Perspectives on Pakistan
Guest contribution-A message for the EU summit
The following is a guest contribution. Reuters is not responsible for the content and the views expressed are the author’s alone. The writer is the High Commissioner of Pakistan to Britain.
By Wajid Shamsul Hasan
Pakistan has a rollercoaster history of civilian and military regimes taking turns. Unfortunately, democratically elected governments have always assumed charge at a time when the political, economic and social crises were at their peak. Dictatorial rulers in Pakistan survived each time for a decade, ironically, due to the fullest support of Western democracies.
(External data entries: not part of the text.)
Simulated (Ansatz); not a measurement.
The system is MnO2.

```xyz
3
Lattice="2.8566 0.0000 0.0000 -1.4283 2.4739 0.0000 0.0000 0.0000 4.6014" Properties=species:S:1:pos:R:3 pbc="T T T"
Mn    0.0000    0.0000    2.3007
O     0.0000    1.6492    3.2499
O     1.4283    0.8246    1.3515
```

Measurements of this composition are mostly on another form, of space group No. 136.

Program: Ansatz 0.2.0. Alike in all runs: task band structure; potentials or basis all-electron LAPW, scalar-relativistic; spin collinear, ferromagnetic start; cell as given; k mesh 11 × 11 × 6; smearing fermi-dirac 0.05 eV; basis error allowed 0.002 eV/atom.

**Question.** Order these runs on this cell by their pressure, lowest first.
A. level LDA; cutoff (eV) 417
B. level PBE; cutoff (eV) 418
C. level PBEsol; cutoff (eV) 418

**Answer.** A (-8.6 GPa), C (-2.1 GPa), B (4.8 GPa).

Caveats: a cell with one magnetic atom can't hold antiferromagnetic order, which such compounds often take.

This time around, when the Pakistan Peoples’ Party along with other political partners has been democratically elected after enormous sacrifices including the assassination of former Prime Minister Mohtarma Benazir Bhutto the situation is no different. It is rather worse within the entire region. Pakistan’s neighbourhood is extremely hostile, turbulent and posing an existential threat.
Pakistan has been stretching itself thin to sustain the “war on terror”. However the assistance from our Western friends is not equal to the enormous challenges Pakistan faces. The government and the people of Pakistan feel that the situation has not got out of hand yet. But if help from Western powers, to whom wholehearted public support has been extended both in the fight against terrorism and through logistic support for their efforts in Afghanistan, is not reciprocated immediately then the impact on the deteriorating economic situation may provide space – so far blocked – to the obscurantist forces that pose a serious threat to the present democratic dispensation.
In the context of logistics support, our western friends need to understand that 85 percent of Pakistan’s trucking fleet is engaged in supplies for NATO and ISAF forces in Afghanistan, through Torkhum and Chaman from Karachi port using the road network of over 3000 km on the two routes.
Dedication of this transportation source has strained Pakistan’s economy in terms of the erosion of the road network, an adverse impact on climate, the financial implications of security cover that is provided and the non-availability of trucks for domestic requirements. It appears that none of our friends has quantified the negative impact on domestic economic activity and diversion of our resources due to the cooperation on this count.
While Pakistan’s role in the war on terror since 2001 has adversely impacted its economy and social order, the military operations launched since mid 2009 have only accelerated the downward slide. We have suffered from thousands of terrorist attacks in retaliation, taking a huge toll on human lives and causing colossal material losses. Thriving industries have come to a standstill; it has resulted in the flight of capital, and scared away investors. Our development budget for the current fiscal year was allocated as PKR 400 billion, which has now been slashed by the Prime Minister to PKR 300 Billion, as we have had to divert our development budget to sustain the war on terror.
Everybody agrees that Pakistan’s economy has suffered immensely due to our participation in the war on terror. GDP growth declined from 9 percent in 2005 to 2 percent in 2009. Our exports had registered a rise of 22.17 percent in 2003 while it they have now declined to minus 6.57 percent in 2009 due to the increase in the cost of exports, travel advisories and inaccessibility to markets. Export credit cover from the EU has increased on account of the security situation in Pakistan due to which incoming investment and technology upgrades have halted.
We suffered 3,010 terrorist attacks in 2009 up from 575 in 2006. Our unemployment rose from 175,987 in 2005 to 725,039 in 2009. Our loss of investment in 2009 was $3.988 billion during 2009. All in all the cost of the war on terror has been $7 billion per annum to our economy since 2001 and as a developing country, this is a pyrrhic amount.
When Pakistan’s delegation led by Prime Minister Syed Yusouf Raza Gilani attends the second Pakistan-EU Summit in Brussels on 21st April, 2010 his main agenda would be to secure “duty free” and “quota free” access for Pakistani goods entering the European Union, Pakistan’s largest trading partner. There shall have to be a clear signal of the EU’s political support for Pakistan and its continued commitment to combat extremism and defeat terrorism in the region.
Last but not least – and this is the most important message from the point of view of the western alliance wanting to do everything to stabilise Afghanistan – remember the wise words of Lord Patten, former EU Commissioner for External Relations. Writing: “What Ails Afghanistan?” (Wall Street Journal, May 10, 2006), he told the international community that while it had done an enormous amount to help Afghanistan to recover from its failed-state condition, it had resisted tackling the problem at its very root – it did not realise that without a strong democracy in Pakistan stability in Afghanistan would remain an elusive dream.